General Motors Co. and Chrysler LLC will lead automakers to “gushing profits” when annual U.S. sales reach 15 million vehicles, said Steven Rattner, the former head of the federal government’s auto task force.
GM reduced costs and liabilities during its 2009 bankruptcy proceedings, allowing the company to make a profit when fewer U.S. vehicles are sold, Rattner said today on Bloomberg Television’s “Surveillance Midday with Tom Keene.”
“This industry has been restructured to make money,” Rattner said. At 15 million vehicles a year, “they will be gushing profits.”
The auto industry is recovering a bit slower than expected and eventually will return to a pace of 15 million a year, Rattner said. U.S. carmakers in September sold vehicles at a rate of 11.8 million, up from 9.4 million a year earlier, according to researcher Autodata Corp. on Oct. 1.
A pace of 15 million vehicles is needed “simply to accommodate new drivers and the aging of the fleet,” Rattner said. “It will happen, it’s only a question of when.”

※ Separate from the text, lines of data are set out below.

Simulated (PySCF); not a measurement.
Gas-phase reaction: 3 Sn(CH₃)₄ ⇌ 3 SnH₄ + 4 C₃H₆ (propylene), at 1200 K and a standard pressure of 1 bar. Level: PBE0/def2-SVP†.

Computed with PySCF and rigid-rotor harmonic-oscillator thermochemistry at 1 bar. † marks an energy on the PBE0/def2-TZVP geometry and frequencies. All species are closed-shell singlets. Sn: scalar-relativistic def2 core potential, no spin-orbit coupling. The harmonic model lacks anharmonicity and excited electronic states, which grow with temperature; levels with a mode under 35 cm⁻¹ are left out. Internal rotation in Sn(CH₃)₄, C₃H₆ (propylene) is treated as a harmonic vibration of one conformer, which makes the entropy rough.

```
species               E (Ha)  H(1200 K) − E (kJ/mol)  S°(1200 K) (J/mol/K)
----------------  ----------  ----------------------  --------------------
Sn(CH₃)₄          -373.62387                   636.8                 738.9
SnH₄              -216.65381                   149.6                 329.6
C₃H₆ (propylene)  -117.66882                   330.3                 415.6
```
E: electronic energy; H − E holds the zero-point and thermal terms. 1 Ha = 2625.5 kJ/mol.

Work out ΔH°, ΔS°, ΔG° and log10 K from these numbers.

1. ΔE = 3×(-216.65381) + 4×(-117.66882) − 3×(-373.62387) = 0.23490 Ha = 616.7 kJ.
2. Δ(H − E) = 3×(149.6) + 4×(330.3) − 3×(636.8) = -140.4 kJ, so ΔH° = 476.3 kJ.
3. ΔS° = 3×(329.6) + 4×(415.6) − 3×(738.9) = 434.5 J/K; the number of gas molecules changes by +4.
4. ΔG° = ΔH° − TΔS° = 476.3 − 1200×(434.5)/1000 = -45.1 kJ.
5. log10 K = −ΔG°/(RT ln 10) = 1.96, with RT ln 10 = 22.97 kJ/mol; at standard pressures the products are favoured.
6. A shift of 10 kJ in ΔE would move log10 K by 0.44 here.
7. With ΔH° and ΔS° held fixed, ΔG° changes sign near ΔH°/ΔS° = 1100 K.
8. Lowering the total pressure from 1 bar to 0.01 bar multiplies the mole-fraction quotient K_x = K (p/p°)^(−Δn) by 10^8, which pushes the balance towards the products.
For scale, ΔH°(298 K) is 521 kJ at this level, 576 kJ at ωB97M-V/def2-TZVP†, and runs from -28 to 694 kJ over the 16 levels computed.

Rattner, 58, led President Barack Obama’s auto task force from February 2009 until July last year, after GM emerged from a bankruptcy backed by $50 billion in government aid. He has since written a memoir called “Overhaul: An Insider’s Account of the Obama Administration’s Emergency Rescue of the Auto Industry.”
GM’s unwanted businesses in bankruptcy, known as Old GM, today won conditional approval for the largest manufacturing reorganization in history, as a judge said the rights to a potential $1.5 billion in lawsuit proceeds would be determined later.
Rattner said today the slumping global economy will test U.S. companies and create a challenge for the auto industry.
“In the short term, I think we have a cyclical recovery, certainly the auto sector and elsewhere, but the global competition is not getting easier,” Rattner said. “It’s getting harder.”